Gold Fields, the South African gold producer, has offered to buy out its biggest shareholder in an attempt to fend off the $8.1bn (£4.4bn) hostile bid from its rival Harmony.
Ian Cockerill, the chief executive of Gold Fields, has approached Norilsk Nickel, which owns 20 per cent of Gold Fields shares, in the hope of reversing the Russian metals group's support for the all-share offer from Harmony. The buy-back would form part of a wider distribution of cash to shareholders that would be funded by selling off Gold Fields' overseas operations. These have an estimated value of $3bn-$3.5bn.
The plan hinges on shareholders voting down the acquisition of Canada's Iamgold, the unpopular deal which provoked Harmony's hostile approach last month.
Mr Cockerill believes that Norilsk is keen to sell for cash and that Gold Fields' lawyers will be able to work around the irrevocable undertaking the Russian group has given to sell its shares to Harmony.
The Harmony camp dismissed Mr Cockerill's move as one of desperation. One source said: "The plan only works if shareholders vote against Iamgold, and if he can sell the overseas operations, but by then his strategy is in tatters. This is a dream-world plan."

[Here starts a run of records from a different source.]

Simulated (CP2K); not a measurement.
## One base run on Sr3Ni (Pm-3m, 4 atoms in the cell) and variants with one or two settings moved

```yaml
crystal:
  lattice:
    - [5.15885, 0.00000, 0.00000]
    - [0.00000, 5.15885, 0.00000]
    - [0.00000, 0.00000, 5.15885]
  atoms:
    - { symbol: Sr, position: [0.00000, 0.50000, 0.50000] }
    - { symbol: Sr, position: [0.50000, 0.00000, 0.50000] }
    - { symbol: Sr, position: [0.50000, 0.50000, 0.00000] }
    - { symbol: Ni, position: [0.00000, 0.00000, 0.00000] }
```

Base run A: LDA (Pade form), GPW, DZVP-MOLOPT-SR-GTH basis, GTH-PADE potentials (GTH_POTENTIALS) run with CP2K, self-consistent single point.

Gold Fields believes that shareholders would approve the $2bn buyout of Norilsk, especially if it was accompanied by a wider return of cash. The plan could increase the value of their remaining holdings if the share buy-back was conducted at a high price. It would also increase earnings per share.
Mr Cockerill accepted for the first time, in a letter to shareholders last week, that the $2.1bn acquisition of Iamgold was unpopular.
Harmony will learn this Friday how many shareholders have accepted its offer to buy up to 34 per cent of Gold Fields shares, the first part of the unusual two-stage takeover offer.